Allowing direct access to ranges in document

100 views
Skip to first unread message

Neil Hodgson

unread,
May 14, 2012, 7:46:31 PM5/14/12
to scintilla...@googlegroups.com
The SCI_GETCHARACTERPOINTER call has proved useful to applications that want rapid direct access to Scintilla's document text. For example, SciTE uses it for background saves. However, it can be slow because it makes the text contiguous by copying data after the gap to the gap start and this may be copying a large amount of data.

One possibility would be to expose a simplified view of the internal buffer structure. There could be calls for discovering the number of segments (currently 2), the length of each segment and a pointer to the start of each segment. However, this still means that the application has to handle the segments explicitly and it can be much more work to write code that jumps between segments.

Another approach would be to offer a call to retrieve a pointer to a range of text from the buffer. If needed, this would move data so that the returned pointer was to a contiguous block. The benefit is that the maximum size moved would be the range size, not the whole buffer. The application could request ranges that it can handle easily: perhaps sets of lines or fixed size blocks.
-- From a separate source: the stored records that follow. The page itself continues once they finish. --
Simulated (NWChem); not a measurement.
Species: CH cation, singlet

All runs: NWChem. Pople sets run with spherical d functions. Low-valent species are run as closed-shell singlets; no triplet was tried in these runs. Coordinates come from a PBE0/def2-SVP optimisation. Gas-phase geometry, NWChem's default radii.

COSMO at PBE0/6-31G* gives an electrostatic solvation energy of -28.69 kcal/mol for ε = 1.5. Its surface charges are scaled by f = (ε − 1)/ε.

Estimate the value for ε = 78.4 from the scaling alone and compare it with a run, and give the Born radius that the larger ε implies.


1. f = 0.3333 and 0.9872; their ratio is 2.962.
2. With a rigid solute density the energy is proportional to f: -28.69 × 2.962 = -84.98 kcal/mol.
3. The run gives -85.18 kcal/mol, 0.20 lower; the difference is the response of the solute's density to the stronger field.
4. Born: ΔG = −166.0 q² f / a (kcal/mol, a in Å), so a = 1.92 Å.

The implementation would be quite simple: if the range includes the gap, then the gap is moved to the start or end of the range. A useful property of this technique is that any pointers returned for ranges that do not overlap the range requiring the move remain valid. Thus a loop that partitions the document into fixed size blocks by calling this method for each block would produce a list of good pointers. An example where this could be used is for multi-threaded saving to a compressed file format where each block is compressed independently.

Other operations that could use this operation include code analysis and searches where they can work on ranges of lines, potentially farming out these ranges to multiple threads.

http://www.scintilla.org/ScintillaDoc.html#SCI_GETCHARACTERPOINTER

Neil

Jason Haslam

unread,
May 15, 2012, 12:00:13 PM5/15/12
to scintilla...@googlegroups.com
Yes! This would be very useful. So in this case the data will not be 0-terminated, right? Otherwise you would have to move the gap to the end of the requested range every time. Probably okay since the client already knows the size of the range.

Jason

Neil Hodgson

unread,
May 15, 2012, 8:58:39 PM5/15/12
to scintilla...@googlegroups.com
Jason Haslam:

> So in this case the data will not be 0-terminated, right? Otherwise you would have to move the gap to the end of the requested range every time. Probably okay since the client already knows the size of the range.

Yes, there's no room to place NUL terminators in the general case. I suppose for line-oriented requests, you could temporarily replace line-end characters with NULs but I'd want to see some strong justification before adding that.

Neil

mr.maX

unread,
May 16, 2012, 3:46:11 AM5/16/12
to scintilla...@googlegroups.com
On Tuesday, May 15, 2012 1:46:31 AM UTC+2, Neil Hodgson wrote:
  The SCI_GETCHARACTERPOINTER call has proved useful to applications that want rapid direct access to Scintilla's document text. For example, SciTE uses it for background saves. However, it can be slow because it makes the text contiguous by copying data after the gap to the gap start and this may be copying a large amount of data.

   One possibility would be to expose a simplified view of the internal buffer structure. There could be calls for discovering the number of segments (currently 2), the length of each segment and a pointer to the start of each segment. However, this still means that the application has to handle the segments explicitly and it can be much more work to write code that jumps between segments.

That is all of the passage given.